The craft brewery is located on the edge of Longyearbyen and the tour and tasting take place in a small bar looking down on the production area. While you sample very generous quantities of 5 different beers, your guide will talk you through their process of making beer while weaving in stories of how the brewery came to be.
I have been on quite a few brewery tours during my travels but this one was possibly the most entertaining so far, thanks to the interesting (and funny) story of how they got to be here!
I won’t spoil too much but you can imagine that it takes quite a determined person to change a law, just to make beer in such an unforgiving place!
Season: All Year
7. Send a letter from the northernmost town in the world
While Longyearbyen is the northernmost permanent settlement in the world, there is another town right at the top of Svalbard called Ny-Ålesund that you can visit via boat.
Formerly a mining settlement and the starting point for many Arctic expeditions to the north pole, nowadays Ny-Ålesund is predominantly a scientific base where researchers from all around the world come to study the arctic. But it is also a fully functioning town with its own post office, so why not take this once-in-a-lifetime opportunity to send a postcard from the top of the world!
Here you can also collect a special stamp for your passport, one of the most unique things to do in Svalbard and such a cool souvenir!
If it is the correct time of year, the boat will also stop at Poolepynten, a walrus colony on the way to Ny-Ålesund!
Season: Sunny winter & Polar summer months (May-August)
8. Check out the Polar Expedition Museum
As I mentioned earlier, I am not usually one to rush to a museum, however, I was really excited to visit the Polar Expedition Museum as it is something I am quite interested in.
Located behind the Svalbard Museum, the Polar Expedition museum is housed in a two-floor building. The museum goes through the history of the race to the north pole covering many attempts from Greenland and Alaska by boat, with dogs, and on foot, but mainly focuses on the airship attempts from Svalbard.
My favorite attempt was about the guy who tried to freeze his boat into an ice sheet and float his way to the north pole!
I really enjoyed the variance of information here as each section was summarised in one paragraph, perfect if you want just a brief overview. But if you want to learn more, you can read newspaper articles, journal entries, and detailed text blocks displayed on tv screens alongside documentaries and photos of the original expeditions.

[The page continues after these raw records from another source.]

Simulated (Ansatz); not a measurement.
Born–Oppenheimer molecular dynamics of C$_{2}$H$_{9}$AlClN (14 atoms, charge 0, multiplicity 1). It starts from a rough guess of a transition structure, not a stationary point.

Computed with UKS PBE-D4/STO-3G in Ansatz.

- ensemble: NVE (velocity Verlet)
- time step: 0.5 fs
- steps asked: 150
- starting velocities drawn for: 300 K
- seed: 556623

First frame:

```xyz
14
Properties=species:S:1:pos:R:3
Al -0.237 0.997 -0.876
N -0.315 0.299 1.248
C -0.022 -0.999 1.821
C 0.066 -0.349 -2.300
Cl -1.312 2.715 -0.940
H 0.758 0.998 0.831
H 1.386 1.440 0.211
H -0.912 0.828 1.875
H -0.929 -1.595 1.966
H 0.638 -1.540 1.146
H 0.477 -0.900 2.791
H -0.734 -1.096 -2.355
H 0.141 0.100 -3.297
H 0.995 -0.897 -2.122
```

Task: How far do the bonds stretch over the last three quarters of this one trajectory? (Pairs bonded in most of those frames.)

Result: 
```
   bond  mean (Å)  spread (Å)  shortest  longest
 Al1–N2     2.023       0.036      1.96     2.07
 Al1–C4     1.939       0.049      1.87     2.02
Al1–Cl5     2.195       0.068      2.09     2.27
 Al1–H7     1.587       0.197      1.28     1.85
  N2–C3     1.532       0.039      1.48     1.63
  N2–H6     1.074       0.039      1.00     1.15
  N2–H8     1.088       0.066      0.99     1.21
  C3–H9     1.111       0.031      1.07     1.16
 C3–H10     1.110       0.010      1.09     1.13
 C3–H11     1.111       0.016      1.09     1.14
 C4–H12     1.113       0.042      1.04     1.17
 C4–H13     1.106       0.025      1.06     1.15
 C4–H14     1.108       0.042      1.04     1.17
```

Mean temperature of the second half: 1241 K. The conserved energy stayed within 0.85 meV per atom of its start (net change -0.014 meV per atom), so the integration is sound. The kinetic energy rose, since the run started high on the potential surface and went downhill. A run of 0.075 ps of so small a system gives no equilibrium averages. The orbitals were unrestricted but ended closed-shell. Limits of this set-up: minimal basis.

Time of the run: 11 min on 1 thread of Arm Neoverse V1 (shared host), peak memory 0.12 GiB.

PRO TIP: There is a lot of content in this museum including many full-length original expedition movies. Your entry ticket is valid for 3 days so I advise coming here early on in your trip and returning at your leisure so you don’t need to fit all this material into one visit.
Season: All Year
9. Go underground in a real coal mine
One of the first things you will see when you arrive in Svalbard is all the visible remains of old coal mines. I can almost guarantee that seeing the aerial trolleys and base stations in the mountains surrounding Longyearbyen will instantly make you curious about one of Svalbard’s biggest industries!
While there have been many mines around Svalbard over the years, today there is only one functioning mine remaining and even that is due to be closed down soon in favor of more renewable energy sources.
But to really understand what it was like for the miners who have the backbreaking job of extracting the coal, you should take a tour of Mine 3. Here you will get to see the old machines and equipment used to extract the coal and even have the chance to crawl into a replica mine shaft to experience the confined spaces where the men worked. Afterward, you will be guided 300m into the real mine to see what it is like underground!
Season: All Year
10. Visit Barentsburg, a Russian mining town in Norway
Now that you have gotten used to hearing the Norwegian language and spending krone, let’s flip that on its head and visit Russia in Norway!
As I mentioned earlier, when coal was discovered, Russia decided to set up some mining towns in Svalbard, and one of those settlements is still a functioning town today!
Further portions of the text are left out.